Morning commuters were in for a bittersweet treat this week.
An armored truck managed to spill some cash, littering a New Jersey highway with money.
Motorists slowed or even stopped their cars to pick up the bills, slowing traffic and causing multiple accidents.
At about 8:30am on Thursday, December 14, an armored truck spilled cash on the westbound lanes of Route 3.
This was in New Jersey, near Metlife Stadium, right outside of New York City.
It also happened during the peak of morning rush hour.
Rush hour traffic is never good, but on this fateful morning, it was considerably worse than usual.
Why? Because people were leaving their cars and running out into the street to collect stray cash that was littered along the asphalt.
There is absolutely video, which we have included here.
Travel reportedly slowed to standstill as people stopped their cars to root around on the asphalt for cash.
Those with passengers simply slowed their vehicles so that someone else could scramble for cash.
According to police, there were "multiple" accidents that appeared to be a direct result of people hoping to get their hands on a little free money.
Not all of those collecting cash from the highway were opportunists.
Among the people was a man in a Brinks security uniform.

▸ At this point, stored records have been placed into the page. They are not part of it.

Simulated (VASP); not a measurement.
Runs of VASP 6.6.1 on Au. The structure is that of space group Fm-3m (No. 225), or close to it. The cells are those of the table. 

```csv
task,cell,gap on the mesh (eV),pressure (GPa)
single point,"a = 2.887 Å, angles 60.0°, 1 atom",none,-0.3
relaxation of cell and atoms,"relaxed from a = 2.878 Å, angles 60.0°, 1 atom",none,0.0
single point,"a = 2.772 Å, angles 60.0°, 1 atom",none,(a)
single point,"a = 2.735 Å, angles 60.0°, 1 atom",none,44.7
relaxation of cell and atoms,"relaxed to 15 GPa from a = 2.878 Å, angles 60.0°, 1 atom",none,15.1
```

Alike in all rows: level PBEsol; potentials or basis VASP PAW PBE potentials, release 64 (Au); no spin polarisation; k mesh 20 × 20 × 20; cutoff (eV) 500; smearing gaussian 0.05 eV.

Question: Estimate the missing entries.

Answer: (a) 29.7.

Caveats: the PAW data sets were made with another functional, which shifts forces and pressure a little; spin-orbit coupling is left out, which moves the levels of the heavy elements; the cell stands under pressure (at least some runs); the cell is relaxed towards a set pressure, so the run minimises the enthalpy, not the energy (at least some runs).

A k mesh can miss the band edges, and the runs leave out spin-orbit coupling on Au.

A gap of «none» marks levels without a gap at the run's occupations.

Some openly wondered if he was making an attempt to clean up his own mess, or that of a colleague.
Incidentally, this is not the first time that something like this has happened.
In June of 2015, a Brinks truck took a spill after a door on the vehicle malfunctioned.
This went down in Baltimore in the Harbor Tunnel.
At the time, motorists and pedestrians made an eager grab for the littered cash.
Others, however, were fully cooperative with authorities and even helped to return the cash.
So, is it legal to just pick up spilled cash in a situation like this?
In a word: No.
Contrary to jokes made about items "falling off of trucks," finders keepers is not how property rights generally work.
A small amount of cash with an unknown owner might be awarded to the person who finds it, but the cash in spills like this is not ownerless.
In the Baltimore case, police released a statement that people who had grabbed cash from the asphalt had two days to return it.
If they failed to do so, they could face charges of theft.
Assuming, of course, that they were caught.
Unless it's The Purge, don't just assume that you own any money that you happen to be able to touch.
Maybe bearer bonds work that way, but even then, snatching them in broad daylight would be a little brazen.
Cash is just currency.
The same laws and social rules that make it illegal to just grab a television and run also make it illegal to pocket random money.
Between widespread surveillance technology and the omnipresence of personal cameras, usually on people's phones, you can easily be identified and caught.
Resist your impulses, folks. Snatching $20 that aren't yours off of the road isn't worth being late for work.